Thermoelectric power has always been one of those fringe fields - bubbling with potential applications but always a few steps away from proper application. But a group of Danish students and flatpack firm Ikea are teaming up to finally bring that tech to the mainstream with by using excess heat to power your smart devices.
Those students, based at the Copenhagen Institute of Technology, have been working with Ikea in a specially-funded lab called Studio10 and their take on thermoelectic power, entitled Heat Harvest, has some exciting commercial potential. Items such as laptops consume around 40 watts of electricity, but the heat that generates is usually lost. Heat Harvest would absorb that heat through a special pad and drive it through a thermoelectic generator.

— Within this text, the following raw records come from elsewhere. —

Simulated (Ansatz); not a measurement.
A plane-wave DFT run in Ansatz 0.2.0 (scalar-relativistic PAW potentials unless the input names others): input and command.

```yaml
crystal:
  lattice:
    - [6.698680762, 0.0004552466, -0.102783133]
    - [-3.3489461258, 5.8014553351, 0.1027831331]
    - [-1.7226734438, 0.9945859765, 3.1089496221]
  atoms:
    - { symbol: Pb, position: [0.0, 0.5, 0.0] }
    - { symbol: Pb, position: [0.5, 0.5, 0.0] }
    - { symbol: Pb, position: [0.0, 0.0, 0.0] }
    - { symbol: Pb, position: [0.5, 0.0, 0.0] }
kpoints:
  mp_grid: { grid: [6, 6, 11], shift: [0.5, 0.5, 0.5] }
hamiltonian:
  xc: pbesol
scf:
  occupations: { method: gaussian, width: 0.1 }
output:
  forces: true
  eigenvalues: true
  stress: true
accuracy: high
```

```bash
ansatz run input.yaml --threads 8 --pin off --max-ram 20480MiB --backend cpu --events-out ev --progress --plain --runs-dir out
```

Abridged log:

In theory, the tech could essentially power a device by the latent heat of its own operation - but in application, it's a little more complicated. Thermoelectic power has remained on the fringe because finding the right material for the process (one that conducts electricity and heat in the right ratio) remains a mystery for mass-market production. "This is a concept that’s been well-known for 200 years,” comments Sergey Komardenkov, one of the students involved in Heat Harvest. “but recent developments in nanotech make it a more efficient option to harvest energy back from heat.” So you never know, you could be using that grande cinnamon latte to power your phone in the near future. Other flavours of coffee will probably suffice, too.